On their way back to Salisbury, the wagons came under fire from the hills, the bush and the tall savannah grass along the way. A number of white people were killed and, among them was Captain E.J Cass of the Salvation Army’s Pearson Settlement, a station that was founded before Howard Mission.

Commanding the guerilla fighters was Masvi Nyandoro, a former “Black Watcher” who had deserted colonial forces and joined the oppressed black people a month or two before the uprising.

The fleeing whites returned the devastating fire and some of them managed to reach Fort Salisbury.

Inspiring the fighters from the natural rocky fortresses of the Gomba region was Charwe, acting in her state as the physical embodiment of Mbuya Nehanda’s spirit.

The Mazoe District’s native commissioner, Henry Pollard, was murdered by one or two of his black workers out at Mount Darwin where he was on tour when the uprising was launched.
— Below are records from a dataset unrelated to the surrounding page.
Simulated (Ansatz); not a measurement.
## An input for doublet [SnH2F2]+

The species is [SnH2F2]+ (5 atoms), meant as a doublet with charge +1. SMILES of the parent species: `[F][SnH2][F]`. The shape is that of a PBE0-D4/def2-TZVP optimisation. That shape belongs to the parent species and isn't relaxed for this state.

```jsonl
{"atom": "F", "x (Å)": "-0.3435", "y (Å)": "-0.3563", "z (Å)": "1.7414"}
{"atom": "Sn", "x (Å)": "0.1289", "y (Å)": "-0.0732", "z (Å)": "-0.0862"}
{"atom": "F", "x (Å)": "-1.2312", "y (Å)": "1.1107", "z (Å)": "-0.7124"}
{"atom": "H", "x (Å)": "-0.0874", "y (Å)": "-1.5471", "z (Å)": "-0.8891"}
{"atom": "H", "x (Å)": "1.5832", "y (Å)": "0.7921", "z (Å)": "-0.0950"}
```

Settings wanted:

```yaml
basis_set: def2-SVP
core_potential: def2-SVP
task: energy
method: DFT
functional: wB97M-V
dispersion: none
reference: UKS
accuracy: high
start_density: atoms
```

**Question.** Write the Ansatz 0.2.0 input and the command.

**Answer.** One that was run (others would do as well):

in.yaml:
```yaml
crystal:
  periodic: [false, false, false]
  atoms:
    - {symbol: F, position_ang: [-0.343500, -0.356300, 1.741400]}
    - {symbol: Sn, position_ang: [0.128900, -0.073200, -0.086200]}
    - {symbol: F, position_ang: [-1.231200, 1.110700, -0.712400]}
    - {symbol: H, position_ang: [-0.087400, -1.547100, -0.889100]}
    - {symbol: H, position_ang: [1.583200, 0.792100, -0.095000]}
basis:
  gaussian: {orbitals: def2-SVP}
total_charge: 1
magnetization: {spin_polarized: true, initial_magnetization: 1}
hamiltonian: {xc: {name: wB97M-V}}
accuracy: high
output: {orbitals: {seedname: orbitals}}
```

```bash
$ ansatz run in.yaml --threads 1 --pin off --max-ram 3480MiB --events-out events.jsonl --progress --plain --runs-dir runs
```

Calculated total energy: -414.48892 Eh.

Let us now turn to the east of Fort Salisbury to see how that Chimurenga was spread and co-ordinated. Featuring prominently east of Fort Salisbury in this uprising was Chief Chirimaunga Makoni.

If it had not been for some historical power dispute between Chief Makoni and Chief Mutasa, the latter would have been deeply involved in the uprising as well.

Oral historians say that Chief Mutasa first heard about preparations to take up arms against the white colonial settlers from Chief Makoni’s court. He, Mutasa, felt slighted by that as he maintained that he was senior to Chief Makoni, and that the correct protocol should have been the other way round, that is, his court should have been responsible for informing Chief Makoni since he was by history and tradition senior. That was his strong feeling.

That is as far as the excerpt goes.